Two bits of bankruptcy stuff.
One: a Christmas party with some of my bankruptcy buds last night--these are the guys who do the business cases (where some actual money sloshes around) as distinct from the consumer cases (where people fight tooth and toenail over nothing).
They pretty much agreed that business is off. They don't actually complain--hey, they have some sense of perspective--but they all know it would be a more convivial party if (t0 paraphrase Dylan Thomas) lack of money would begin to roll in.
They figure business will come back. These things run in cycles and some days you eat the bear, some days the bear eats you. Where will the business come from? Well, housing, they say. Residential construction. Not here, of course, but in general. Also hedge funds, and just exactly how do simple, barefoot country bankruptcy lawyers get a piece of that?
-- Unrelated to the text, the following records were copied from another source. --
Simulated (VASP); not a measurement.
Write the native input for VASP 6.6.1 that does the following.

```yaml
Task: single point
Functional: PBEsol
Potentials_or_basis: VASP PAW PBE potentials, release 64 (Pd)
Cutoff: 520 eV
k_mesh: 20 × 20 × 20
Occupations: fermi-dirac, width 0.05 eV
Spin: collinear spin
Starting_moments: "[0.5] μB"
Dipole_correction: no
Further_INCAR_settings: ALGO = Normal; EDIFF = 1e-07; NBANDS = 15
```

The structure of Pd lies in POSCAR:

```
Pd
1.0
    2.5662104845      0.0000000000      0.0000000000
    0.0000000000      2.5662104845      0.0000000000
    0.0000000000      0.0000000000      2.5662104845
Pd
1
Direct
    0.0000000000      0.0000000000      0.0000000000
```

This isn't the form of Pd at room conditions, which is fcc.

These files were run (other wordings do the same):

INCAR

I don't know how to get a piece of a hedge fund but I do hear a ring of familiarity here: these guys--like, perhaps, the human race in general--always seem to be assuming that the real party is going on just down the street. As to housing, I'm not sure I agree that it will pass us by: I've seen a condo listed for $700,000-plus here in Palookaville, then knocked down to around six, and still not moving.
Two: I hear that Harry Dixon died last night, at home in Omaha. Harry was an item common enough in the business world, but rarer among lawyers: a guy with big entrepreneurial dreams, and a tendency every so often to jump the rails Harry's main claim to public recognition will be that he virtually created the American Bankruptcy Institute, far and away the most prominent chowder and marching society among denizens of this peculiar craft. A thousand people had the idea (hey, I had the idea). But Harry had the follow through, and I hope he was proud of it.
As a lawyer, Harry was never short of ideas which is, as I suggest, a mixed blessing: some of Harry's came from the gamma quadrant. I remember standing in the back of the classroom one day in the 80s while Harry lectured an audience of lawyers on the devices he deployed to help a debtor client save his farm. "And then we tried...and then we tried...and then we tried." The fellow standing next to me, a respected leader of the bar, was gasping and gagging: oh my God, who is this guy.? Answer: Harry was the kind of guy you would want to know if you were in one whale of a jam, and needed to come up with just one more reason why you should not be sent gurgling down the tube.
Heaven bless you, Harry. You weren't always easy to follow, but you will be hard to forget.